Back in the time before my retirement when I was busy in the manufacturing arena, we had a phrase related to our quality programs that indicated that we weren’t perfect, but we were always trying to move in that direction. That phrase was ‘Continuous Improvement’, and it meant simply that our purpose was to improve our processes in exactly that manner over time.
When I wrote my first novel, I was woefully unaware of what the editing process entailed, or that it was even a basic necessity. This ignorance of the basic rules of my new occupation brought me some very poor reviews for editing mixed in with a majority of great reviews for content, so I decided to utilize my old pre-retirement training to continually improve in my new found occupation.
The first step was to solicit the help of beta readers that would read the manuscript before publication, and I installed grammar and spell check software for help in reviewing my manuscripts. While this certainly helped with the elusive typo errors, some still slipped past and were discovered after each book was published and already in the marketplace. As quickly as I’m able now with five titles in both print and eBook versions, I am correcting the errors that we’ve found and uploading the revisions to the printer. Does this make the book easier to read? Probably not, since most of the errors that I now find are not recognized by my readers once they are engrossed in the storyline. I can’t even see them when I read through the first few times looking for them. What this does for me is tune up my ability to edit my own work, and to pursue that perfectly crafted masterpiece that all authors dream about. It also lets my readers know that I do pay attention to their critiques in an effort to continuously improve my craft and make their reading experience more enjoyable.

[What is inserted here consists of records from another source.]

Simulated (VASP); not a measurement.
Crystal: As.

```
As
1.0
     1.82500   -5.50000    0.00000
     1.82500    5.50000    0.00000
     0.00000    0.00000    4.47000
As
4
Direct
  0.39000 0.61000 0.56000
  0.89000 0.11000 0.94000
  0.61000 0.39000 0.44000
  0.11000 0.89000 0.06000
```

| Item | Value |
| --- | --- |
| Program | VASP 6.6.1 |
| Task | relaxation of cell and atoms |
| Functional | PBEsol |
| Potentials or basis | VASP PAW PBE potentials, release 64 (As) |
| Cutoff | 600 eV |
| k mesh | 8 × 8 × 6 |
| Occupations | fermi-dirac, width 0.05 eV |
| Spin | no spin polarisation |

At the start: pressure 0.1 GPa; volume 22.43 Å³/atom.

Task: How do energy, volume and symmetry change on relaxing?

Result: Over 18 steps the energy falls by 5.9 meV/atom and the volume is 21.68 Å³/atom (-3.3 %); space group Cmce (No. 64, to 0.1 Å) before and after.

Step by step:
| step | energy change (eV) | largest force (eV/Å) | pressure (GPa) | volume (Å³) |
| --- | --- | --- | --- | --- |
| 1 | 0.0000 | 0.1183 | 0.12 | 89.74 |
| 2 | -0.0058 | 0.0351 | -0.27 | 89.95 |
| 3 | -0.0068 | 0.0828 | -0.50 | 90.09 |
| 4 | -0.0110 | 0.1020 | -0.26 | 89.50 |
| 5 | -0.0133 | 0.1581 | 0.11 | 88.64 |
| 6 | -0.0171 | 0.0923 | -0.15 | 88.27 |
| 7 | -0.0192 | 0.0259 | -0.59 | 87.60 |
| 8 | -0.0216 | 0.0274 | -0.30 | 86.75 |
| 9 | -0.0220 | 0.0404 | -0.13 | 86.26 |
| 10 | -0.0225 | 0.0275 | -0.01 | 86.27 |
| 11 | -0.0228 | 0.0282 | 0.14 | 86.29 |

Well, it had to happen eventually; I received a few negative reviews of my novel “COUGAR!” after the Amazon promotional campaign last week that gained us around fifteen thousand new readers. Now there are negative reviews and there are negative reviews, but a couple of mine were downright hateful, and at first glance did not seem very helpful as a critique of my writing abilities. To be honest, my bad reviews in the last two years number in the single digits, and my good reviews number in the triple digits, so I can dismiss some of these as people picking up the wrong book by accident and finding out that I wrote a fictional conspiracy thriller when they were looking for another genre altogether. Okay, unlike other writers, I received a bad review, the question is; How do I use this review constructively? The first thing that I do is to filter out any criticism that deals with the philosophical differences that the reviewer might have with me, or what they assume about me from what I’ve written. Once that filter is in place, I am then in the position to accept or reject the remaining criticisms of my work. As an example, my first novel, “COUGAR!”, went to an editor who worked with me to correct the most glaring sins of both omission and commission. When we had finished this laborious undertaking, I overwrote the original manuscript with the edited and corrected version, not knowing that having Adobe Acrobat installed on my older computer with Windows 2003 created a situation where the file changes did not overwrite. That file went to the publisher and, voila, I have a novel that has a few typos…okay, probably more than a few. Am I going to act on this criticism? Absolutely, and hopefully within the next ten or fifteen books those objections will be put to rest! The point that I am trying to make, is that you do not have to take a negative review personally, but at the same time, your skin should not be so thick that you cannot receive a little constructive criticism that might just help you present a better product to your growing audience. Learn from the story, “The Emperor’s New Clothes”; If we only listen to glowing reports of our literary prowess and dismiss the occasional bad review as the lunatic ramblings of folks that we differ philosophically from, we might end up old, bitter, and broke with no one taking our writing seriously.
Well, as some of you may have seen, the reviews have started coming in for “COUGAR!” on Amazon.com and they are overwhelmingly good! The funny thing is that one four star review was from a self professed liberal whose head did not explode when she read the book, although she was upset that I seemed to blame all of the problems on liberals. The upside is that she is looking forward to reading the sequel…yea!
The other one was a one star from someone that didn’t like the little kitty cat killing the bird in the manner that cats are known to use. Who knew that a member of the Audubon Society would download a book named “COUGAR!”? Anyway, they are from Alaska, and the six months of darkness probably has to be taken into account. God bless them. 🙂
We are finishing up at close to 15,000 new readers which I think is awesome! Thanks to everyone that helped with this campaign, and I really do appreciate honest reviews since they help me fine tune my writing skills.